In this second part of the series on choosing the right greenhouse, we are going to further explore the influences of external climate on the building, and what kind of structures are more suitable to specific conditions. Then, we are going to discuss light deprivation greenhouses and why these are especially advised for cannabis growing. Finally, we conclude with a discussion on the importance of automation. If you have missed the first part, click here to catch up!
Choosing the right greenhouse (and equipment) for your climate can not be overstated in its importance. It’s better to have a single, small greenhouse that will produce a good yield and not cave in than to have 10 structures that cannot keep up with or will collapse under climate conditions.
In places with moderate, sunny climates with a relatively low humid harvest season (areas like Northern California and Southern Oregon), growers can utilize budget hoop houses, rain covers, or hand-pulled blackout systems with little to no equipment and still pull off one to two harvests without a whole bunch of risk. However, if you’re anywhere humid, hot, windy, extra rainy, or if you have huge temperature swings - this method won’t work. Even with mild temperatures, without proper automation and a properly equipped greenhouse, these growers can only pull 2 turns per year. So many growers with a decent budget will choose to use greenhouses and climate control automation that will allow for growing year-round.
In places with very cold winters, huge temperature swings, and/or high snow/wind load conditions, a budget greenhouse simply won’t work. Using an engineered structure that is built for these conditions is essential to keeping your crop safe from cave-ins and huge temperature swings. Budget growers can still use a traditional non-light dep greenhouse, and pull one (or two) turns with the necessary heating and ventilation automation. This works well for areas that can drop dead cold in the winter, but you don’t have to combat high summer temps or humidity. Still, using full-on environmental controls and a light deprivation system would allow for 3-5 turns if the budget permits.
In places with very hot or humid summers, there’s no way around using an automated system and a tall greenhouse if you want a decent chance at a successful harvest. Using a tall structure like a 35’ wide, 40’wide, or Gutter Connected Greenhouse will allow to keep the heat and humidity off the plants and cool the greenhouse down easier. As heat and humidity rise together, taller structures provide for less drastic temperature swings at canopy height. Engineered structures can have ridge vents and other passive means of removing hot and humid air. Additionally, many hot climates will need things like evaporative cooling walls, shade cloth, fogging systems, and more. The cost to produce in a hot/humid climate is going to be higher but you’ll have a much better product than your local outdoor growers while keeping your overhead lower than the average indoor grower.

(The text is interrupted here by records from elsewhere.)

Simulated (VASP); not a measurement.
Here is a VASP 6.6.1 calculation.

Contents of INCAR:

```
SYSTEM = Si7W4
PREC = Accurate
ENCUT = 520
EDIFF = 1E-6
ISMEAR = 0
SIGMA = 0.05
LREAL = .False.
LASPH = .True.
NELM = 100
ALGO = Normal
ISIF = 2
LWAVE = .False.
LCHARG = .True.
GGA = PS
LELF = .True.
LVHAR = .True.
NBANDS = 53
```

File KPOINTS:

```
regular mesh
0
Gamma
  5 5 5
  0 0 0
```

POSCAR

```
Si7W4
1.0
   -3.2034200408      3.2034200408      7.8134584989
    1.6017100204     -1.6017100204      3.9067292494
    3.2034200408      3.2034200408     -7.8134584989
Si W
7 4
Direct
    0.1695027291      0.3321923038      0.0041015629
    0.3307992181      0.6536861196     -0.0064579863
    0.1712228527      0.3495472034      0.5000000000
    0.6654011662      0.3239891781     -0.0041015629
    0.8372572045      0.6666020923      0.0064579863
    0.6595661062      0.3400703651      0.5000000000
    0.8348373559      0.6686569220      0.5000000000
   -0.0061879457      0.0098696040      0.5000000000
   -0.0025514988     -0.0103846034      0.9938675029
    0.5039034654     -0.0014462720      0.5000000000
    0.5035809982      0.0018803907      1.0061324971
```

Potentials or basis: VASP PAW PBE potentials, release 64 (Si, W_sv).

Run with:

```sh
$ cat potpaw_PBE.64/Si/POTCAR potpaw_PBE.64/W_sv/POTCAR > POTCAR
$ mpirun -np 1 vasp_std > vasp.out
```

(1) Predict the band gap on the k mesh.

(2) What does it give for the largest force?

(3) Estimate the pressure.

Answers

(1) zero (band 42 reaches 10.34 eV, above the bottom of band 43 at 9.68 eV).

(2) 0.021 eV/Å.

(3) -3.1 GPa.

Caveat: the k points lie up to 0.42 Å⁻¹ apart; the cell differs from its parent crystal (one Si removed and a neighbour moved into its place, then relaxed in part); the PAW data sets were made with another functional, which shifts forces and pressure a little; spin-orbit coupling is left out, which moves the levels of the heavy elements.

To use Light Deprivation or Not
100% go for light deprivation for your cannabis greenhouse, if you can afford it. If you can’t, get a standard greenhouse first and use your profits to get a light dep system on it later. Using light deprivation allows you to control the photoperiod and force the plants to flower multiple times per year. This gets you high-quality harvests when everyone else is out of product to move. If you do have to opt for a traditional greenhouse and plan on getting light deprivation added later, you want to make sure you choose a greenhouse that can support a light deprivation system. Light deprivation systems are heavy and require a very strong, straight, and level greenhouse. Fullbloom offers both budget-friendly automated exterior roll-to-peak systems and automated interior cable-driven systems for more extreme climates.
Exterior Roll-to-Peak Cannabis Greenhouses
Roll-to-Peak blackout systems use motors (if automated) and steel or aluminium tubing to roll the blackout material from the ground on either side, up to the roof of your greenhouse where it will sit open exposing the sunlight to your plants. This is vastly more economical both on the equipment purchase and on the install than the interior curtain systems. However, the roll-to-peak systems can only be used in low wind, very low snow climates, or by growers who plan on taking the winter off and winterizing their greenhouse to sit dormant. You can use a roll-to-peak blackout system on everything from a tiny hoop house to a massive 35’x144’ semi gable. Although the latter isn’t advised unless you get a professional roll-to-peak blackout system like the ones we fabricate at Fullbloom.
Interior Blackout/Light Dep Cannabis Greenhouses
Using a blackout system that tracks on the inside of a greenhouse can be necessary depending on your climate. Anywhere with wind gusts over 40mph or more then 1ft of snow that can come down at any given time should be using an internal blackout system. When the blackout system is on the inside of the greenhouse, it can be operated in any weather condition provided your greenhouse frame is fully covered. Our customers in northern states, coastal areas, and other windy areas almost exclusively use interior blackout greenhouses, as doing otherwise will risk losing your blackout system and your entire crop. An interior curtain system is complicated, heavy, and expensive. Since the weight of another frame mounted to the interior of the greenhouse frame is quite heavy, the greenhouse it’s built-in has to be able to support the weight and connection points. That is why you won’t be able to just buy a regular budget greenhouse and install an interior curtain system later. Fullbloom custom engineer greenhouses specifically to handle the weight of an interior curtain system and whatever wind/snow and weather you might have. You can even find structures through us that allow for an exterior dep system to start, while still giving you the option to upgrade to an interior system down the road.
Automation can come at a high upfront cost, but it can make scaling up and reducing risk so much easier for a proper cannabis project. Nearly everything can be automated now, from heating, cooling, dehumidification, CO2 injection, passive air removal, blackout systems, watering, nutrients, the list goes on and on. What you choose should be dependent on your budget, your available staff to harvest and tend to the plans, and your climate. Growers in moderate climates can get away with minimal automation and maybe use a standard temperature probe for their greenhouse, or simply open sidewalls. Anyone with a farm in an area with high-temperature swings, extreme heat, or cold will need an intuitive environmental controller that will allow you to integrate all of your equipment into a seamless operation. While this comes at a price, it also allows you to grow much better flower that will get a lot more profit per/lb and you significantly mitigate the risk of losing your entire crop. Most environmental controllers also allow you to record data points, giving you a better leg up on your next round of growing.